In the springtime when we were kids, we’d pick lilacs off of the bushes in our backyard and wrap a piece of aluminum foil around the stems to bring to our teachers. In the summer, we spent full days in our four-foot above-ground pool, the hopeful smell of charcoal briquettes and lighter fluid in the air. In the winter, we’d play King of the Mountain on top of the giant snow piles in the front yard. And pretty much always, there was wiffleball.
Our Dad had four girls and when people asked him if he ever missed having a boy, he laughed and said he was just athlete enough for wiffleball in the backyard. It’s true, we all played softball in the spring, some of us better than others. My younger sister, Erin, was a strong pitcher and hitter, while my much-too-big catcher equipment hung off my tiny frame as I dutifully ran to the backstop to collect each missed pitch. In the yard, though, Dad was the pitcher and everyone had a chance to run to the broken off metal-flagpole-in concrete that served as first base (we had no idea how dangerous that was!), then to the lilac bushes for second, the edge of a patio stone for third and back to the big leafy tree that was home plate.
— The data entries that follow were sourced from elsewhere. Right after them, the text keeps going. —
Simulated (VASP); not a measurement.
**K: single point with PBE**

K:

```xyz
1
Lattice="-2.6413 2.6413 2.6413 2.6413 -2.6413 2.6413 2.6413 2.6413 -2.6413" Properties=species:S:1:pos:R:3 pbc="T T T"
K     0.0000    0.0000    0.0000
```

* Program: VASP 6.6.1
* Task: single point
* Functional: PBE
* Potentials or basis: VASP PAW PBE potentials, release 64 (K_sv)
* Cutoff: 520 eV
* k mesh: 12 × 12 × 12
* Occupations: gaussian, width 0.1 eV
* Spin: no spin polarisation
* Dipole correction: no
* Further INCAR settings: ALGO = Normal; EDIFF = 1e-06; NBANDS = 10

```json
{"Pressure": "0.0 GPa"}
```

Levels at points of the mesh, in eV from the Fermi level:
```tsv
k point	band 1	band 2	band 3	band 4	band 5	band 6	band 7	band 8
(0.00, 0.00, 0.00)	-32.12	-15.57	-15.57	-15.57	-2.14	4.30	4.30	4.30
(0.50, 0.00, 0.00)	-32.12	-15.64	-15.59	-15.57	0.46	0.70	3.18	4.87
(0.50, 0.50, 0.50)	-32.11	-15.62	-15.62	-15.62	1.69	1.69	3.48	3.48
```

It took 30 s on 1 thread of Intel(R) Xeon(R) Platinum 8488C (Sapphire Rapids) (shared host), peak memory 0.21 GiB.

When our uncle was struggling hard with both divorce and alcoholism, it was my Dad who threw the ball to our cousins in our makeshift ball field. Our Dad who skimmed and vacuumed the pool we all swam in. Our Dad who raked and bagged the leaves that fell from the many trees that circled our space. As in many households, the yard was our Dad’s domain and the house was our Mom’s. The same is true in my house now, as it may be in yours.
The tree that was home base has been gone for many years, and I can’t remember why exactly it was removed, though it did make it easier to mow the grass. The pool lasted almost as long as our Mom, long enough for her to have some say in what to do with the giant hole that was left in its wake. The inch of flagpole-in-concrete has been covered by grass, thankfully, over time. These days, you don’t smell charcoal in the air and when the snow falls now, it’s never a game but always a worry. So much of what might remind us of our childhood is gone, and this week there was yet another loss. My Dad’s neighbors removed the trees and bushes that once provided a border, lilacs, second base, and an organic backstop for all of our well-hit wiffleballs. My Dad called to tell me about it, and said the difference was pretty startling, but like most changes and losses, we will get accustomed to it. The neighbor has good plans for landscaping and fencing, and he’ll take good care of it I’m sure, but still, our backyard games of wiffleball were the first thought our Dad had. “We had a lot of fun out there,” he said, and he was right.
Of course, you don’t need to touch a physical tree or the lining of an above-ground pool to remember the days spent in the vicinity of those things. Memories live apart from physicality, though holding a photograph can quickly bring a memory back, like the one I saw recently of our friends the Verges and us cheesing in our pool as kids. For my Dad, though, the removal of those trees and lilac bushes brought him that unique blend of pain and joy that is nostalgia. It’s good to remember and it’s also hard, especially in the wake of so much loss.
And that’s why what happened next was so incredibly wonderful.
My Dad’s childhood friend, Tommy, was over for a visit, and as my father showed him the carnage that was his yard, he spotted something along the neighbor’s border, just sitting there in the grass. It was a wiffleball. Maybe it had been hidden in the bushes all those years, covered over by decades of snow, ice, melting, and new and fallen leaves. Maybe it was hit hard and lodged way up high in one of those trees, wedged within its branches and watching over the yard for years, a singular and stalwart witness to all of the changes in our family and home. If that’s the case, one thing’s for sure: it wasn’t me who hit that ball, and the only reason I have it in my possession is a promise I made to my Dad to memorialize the thing. As it turns out, this piece is much more about my Dad than a ball which is, of course, as it should be.
Like that tough little wiffleball, memories are messy and stubborn things. They hold on when it’s so much more likely that they’ll let go. They stick with us through time and loss and change. They remain and endure, made much more valuable with the passing of the years. And on some sacred days, you can hold one in your hand, close your eyes, and experience all of the joy that once was had. It’s precious, unbreakable, and entirely yours while you hold it in your hand, even when the wind blows.
For my Dad: keeper of the yard, the memories, and Home Base.